Review: The Mongoliad: Book Two (Foreworld, #2)


The Mongoliad: Book Two (Foreworld, #2)The Mongoliad: Book Two by Neal Stephenson
My rating: 4 of 5 stars

This is a very hard book to properly review. Unlike a typical book in a trilogy (or however many books it ends up being – at the time this book was published it was a trilogy), this book does not contain a story that begins and ends within the larger story. But as this book started I realized this would be the case. It essentially just continues exactly where the last one left off as if this was not a series of books, but rather one large book that’s been split into publishable chunks of 300 pages each. (Although, to put the lie to my point, the final chapter does have a very satisfying final sentence for ending a book)

This book takes the groups we were following last time – Feronantus and his knights, Gansukh and Lian, Zug and Kim, and the Kagan – and adds another group: the Cardinals in Rome who have to elect a new pope plus a couple outsiders key to that story. I don’t remember exactly how I felt about the different stories in the last book, but in this book each set of characters is in a place in their narrative that keeps it very engaging and fun. And so I gave this book a 4/5 because I found each of the storylines to be a lot of fun.
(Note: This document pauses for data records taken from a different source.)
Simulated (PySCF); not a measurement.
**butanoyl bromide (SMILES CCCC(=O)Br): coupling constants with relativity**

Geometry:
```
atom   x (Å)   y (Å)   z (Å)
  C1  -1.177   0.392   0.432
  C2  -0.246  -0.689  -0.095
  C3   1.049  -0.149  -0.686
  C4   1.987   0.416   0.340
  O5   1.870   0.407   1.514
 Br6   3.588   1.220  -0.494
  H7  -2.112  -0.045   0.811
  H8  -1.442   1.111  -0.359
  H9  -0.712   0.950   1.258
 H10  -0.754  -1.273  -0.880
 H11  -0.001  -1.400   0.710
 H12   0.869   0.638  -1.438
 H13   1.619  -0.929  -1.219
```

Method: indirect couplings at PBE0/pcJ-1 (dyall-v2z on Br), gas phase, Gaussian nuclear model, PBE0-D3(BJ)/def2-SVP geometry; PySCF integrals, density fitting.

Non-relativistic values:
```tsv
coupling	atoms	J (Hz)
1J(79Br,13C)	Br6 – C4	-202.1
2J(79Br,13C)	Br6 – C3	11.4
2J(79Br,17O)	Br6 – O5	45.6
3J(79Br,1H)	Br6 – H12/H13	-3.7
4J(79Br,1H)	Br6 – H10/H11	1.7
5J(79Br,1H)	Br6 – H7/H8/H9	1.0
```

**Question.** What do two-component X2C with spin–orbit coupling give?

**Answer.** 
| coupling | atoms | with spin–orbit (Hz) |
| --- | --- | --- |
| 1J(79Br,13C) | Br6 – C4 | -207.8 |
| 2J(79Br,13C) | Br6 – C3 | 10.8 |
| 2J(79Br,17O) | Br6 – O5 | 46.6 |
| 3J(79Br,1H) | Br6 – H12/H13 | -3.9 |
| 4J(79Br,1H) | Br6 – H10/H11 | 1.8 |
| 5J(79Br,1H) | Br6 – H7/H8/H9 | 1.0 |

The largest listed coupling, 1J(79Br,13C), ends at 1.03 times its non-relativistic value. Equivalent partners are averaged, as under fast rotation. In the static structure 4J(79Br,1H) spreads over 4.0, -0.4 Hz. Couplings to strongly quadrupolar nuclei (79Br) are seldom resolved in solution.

I know that Neal Stephenson and crew (for this is a book with a lot of authors) are obviously altering some of history to tell this story. Or, if there actually was a Christian military order who went off to kill the Great Khan, obviously we wouldn’t know the details to this level. Which is to say that while I know part of this book is fiction, as a huge history nerd (although I can’t remember details to save my life – thankfully at the college and above level it’s more about motivations than details) I love learning about this portion of history I’m completely ignorant of. Throughout high school and college we just skipped over the middle ages as if nothing important was happening. And yet I learned via Dan Carlin’s Hardcore History (which I think was the impetus to get me to check out this series) that Europe as we know it almost ceased to exist because of Mongol power. And it was only an accident of history that gave us the white-European dominated last 800 years. So learning about the Khazars – a Jewish steppes people that once had a huge empire, but at this time (in the book) just have one city left is pretty incredible. As are a million other details that Stephenson and crew include.